Municipal Court of the City of New York, Borough of Manhattan
Mar 24, 1947
189 Misc. 1 (N.Y. Mun. Ct. 1947)

Opinion

March 24, 1947.

Ezra Cornell and David Hartfield, Jr., for landlord.

Arthur Garfield Hays and Harold Epstein for tenants.


The landlord has instituted these proceedings to obtain possession of the basement, store, mezzanine and second floors in the building known as 43 West 57th Street, New York City. It bases its right to possession upon subdivision (d) of section 8 of the Commercial Rent Law (L. 1945, ch. 3, as amd.); and claims that it seeks in good faith to recover possession of the commercial space for its own immediate and personal use; that it has an equity in the property of not less than 25% of the purchase price and that it possesses an interest of not less than 50% of the whole investment in the business which it proposes to carry on in such space.

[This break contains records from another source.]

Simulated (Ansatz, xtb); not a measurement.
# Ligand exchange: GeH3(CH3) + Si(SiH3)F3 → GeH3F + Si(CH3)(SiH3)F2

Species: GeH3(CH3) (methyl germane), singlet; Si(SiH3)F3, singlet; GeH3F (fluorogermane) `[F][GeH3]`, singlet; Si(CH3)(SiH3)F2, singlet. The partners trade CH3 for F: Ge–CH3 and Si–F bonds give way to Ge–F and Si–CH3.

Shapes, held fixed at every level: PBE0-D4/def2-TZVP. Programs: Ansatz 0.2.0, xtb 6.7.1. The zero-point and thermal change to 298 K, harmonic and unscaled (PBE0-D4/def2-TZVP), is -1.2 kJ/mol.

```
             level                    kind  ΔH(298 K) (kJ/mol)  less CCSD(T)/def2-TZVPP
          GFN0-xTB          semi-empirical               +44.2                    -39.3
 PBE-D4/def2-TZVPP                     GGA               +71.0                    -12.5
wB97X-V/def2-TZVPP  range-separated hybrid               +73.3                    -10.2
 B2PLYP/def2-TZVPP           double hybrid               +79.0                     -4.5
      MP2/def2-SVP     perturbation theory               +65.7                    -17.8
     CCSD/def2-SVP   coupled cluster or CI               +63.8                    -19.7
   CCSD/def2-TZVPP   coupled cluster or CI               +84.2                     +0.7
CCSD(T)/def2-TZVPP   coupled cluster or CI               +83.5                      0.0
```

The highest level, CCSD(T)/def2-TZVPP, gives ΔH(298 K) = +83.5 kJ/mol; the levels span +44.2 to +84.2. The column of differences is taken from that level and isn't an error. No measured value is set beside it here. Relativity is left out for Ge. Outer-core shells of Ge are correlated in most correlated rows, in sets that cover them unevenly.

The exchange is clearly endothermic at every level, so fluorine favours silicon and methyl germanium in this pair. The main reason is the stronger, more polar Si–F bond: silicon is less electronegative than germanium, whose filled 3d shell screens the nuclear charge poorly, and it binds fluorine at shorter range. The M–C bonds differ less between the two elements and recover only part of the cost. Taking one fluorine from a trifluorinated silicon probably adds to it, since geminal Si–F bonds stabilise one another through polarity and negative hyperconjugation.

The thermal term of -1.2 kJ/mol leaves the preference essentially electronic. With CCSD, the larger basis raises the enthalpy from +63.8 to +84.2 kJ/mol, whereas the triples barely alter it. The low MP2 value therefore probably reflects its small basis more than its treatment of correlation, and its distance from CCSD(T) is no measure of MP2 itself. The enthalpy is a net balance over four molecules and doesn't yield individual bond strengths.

The tenant urges that the landlord has not met the requirements of this section, first, that subsidiary corporations of the landlord will carry on business in the premises; second, that the landlord intends to make substantial alterations to the building and, therefore, cannot immediately occupy the premises; and, third, that it has not obtained a certificate from the Civilian Production Authority permitting said alterations.

The court finds from the testimony that the landlord, Pal Blade Co., Inc., intends to occupy the premises for itself and its wholly owned subsidiary corporations acting as sales agents. The cases of Tishman Realty Constr. Co. v. Wolf ( 185 Misc. 317) and Straus-Duparquet, Inc., v. Moglen ( 185 Misc. 831) are distinguishable from the case at bar. In neither of those cases did the landlord seek to occupy the premises for itself. Mueller v. Gittleson ( 186 Misc. 257) may also be distinguished from the instant case for there the petitioner not only failed to prove the required 25% equity in the purchase price of the property but he further failed to prove that he sought possession for his own occupancy. In the case of Witkin v. Shippers Freight Forwarding Co., Inc., Appellate Term, First Department (N.Y.L.J., March 29, 1946, p. 1232, col. 5), it was held that where two partners of a three party copartnership owned a building and sought possession for the business of the copartnership that they were nevertheless entitled to possession since the landlord owned more than a 50% interest in the business to be carried on in the premises. ( De Lescinskis v. Silverstein, N.Y.L.J., Dec. 6, 1946, p. 1616, col. 1.) In the case at bar the landlord possesses an interest of 100% of the "whole investment in the business which he proposes to carry on in such space".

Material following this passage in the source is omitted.